Not Very App-etizing

The Scrapbook has a smartphone, but we are sorely tempted to go back to a flip phone. Or maybe something with a dial. Smartphones were supposed to make everything easier, but we’re not so sure.

Take the craze for ordering takeout food and drink products via mobile app. You still have to go, physically, to a store location to get your item—say, a grande Americano at Starbucks—but you’re led to believe it’s more convenient to order and pay for your latte via mobile app. That way you just waltz through the store and pick it up. No waiting in lines!

It sounds so simple, so efficient, so modern. That is, until you actually try it. As we learned from a lovely piece in the Wall Street Journal recently, all sorts of problems arise. Chief among them: Customers order their items from the wrong store. Their phones assumed they wanted their items from the store nearest to them when they placed the order, but in fact they were headed to a different store—meaning they now own a grande Americano in a coffeeshop five blocks from where they happen to be. Another problem: long lines of mobile-order customers. Ordinary, non-mobile customers see the long lines and assume the store’s overcrowded; they turn away, resulting in lower overall profits for the store. Yet another problem: Mobile-order customers feel guilty about grabbing their items while others wait in line. So they wait in line anyway, defeating the whole point.
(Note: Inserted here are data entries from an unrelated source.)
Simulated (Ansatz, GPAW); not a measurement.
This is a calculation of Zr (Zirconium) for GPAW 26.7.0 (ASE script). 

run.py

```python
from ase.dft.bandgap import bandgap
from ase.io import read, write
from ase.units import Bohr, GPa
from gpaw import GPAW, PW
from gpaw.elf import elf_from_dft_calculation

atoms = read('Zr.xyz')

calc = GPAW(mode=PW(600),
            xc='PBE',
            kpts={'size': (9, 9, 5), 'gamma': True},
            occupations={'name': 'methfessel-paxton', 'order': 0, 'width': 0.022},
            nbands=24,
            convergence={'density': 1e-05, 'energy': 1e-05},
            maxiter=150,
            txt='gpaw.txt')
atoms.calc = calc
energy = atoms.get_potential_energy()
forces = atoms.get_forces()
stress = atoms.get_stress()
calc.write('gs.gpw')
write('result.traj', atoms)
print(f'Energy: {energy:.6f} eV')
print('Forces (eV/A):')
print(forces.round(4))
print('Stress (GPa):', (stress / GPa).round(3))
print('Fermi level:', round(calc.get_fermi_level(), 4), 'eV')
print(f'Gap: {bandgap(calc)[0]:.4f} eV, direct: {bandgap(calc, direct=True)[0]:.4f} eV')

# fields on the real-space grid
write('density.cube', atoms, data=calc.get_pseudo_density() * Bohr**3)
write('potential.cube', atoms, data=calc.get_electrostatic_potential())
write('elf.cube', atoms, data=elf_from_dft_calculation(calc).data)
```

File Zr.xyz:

Lost revenue, purchases of faraway Americanos, guilty feelings .  .  . good grief. We appreciate the need to improve products and shorten delivery times, and we are committed free-marketeers. But we can’t help laughing at companies that try to enhance their profits by developing smartphone-friendly purchase options that demoralize and confuse their customers. If the coffee’s good, we’ll wait an extra 90 seconds. We don’t mind. Just don’t make us download your idiotic app.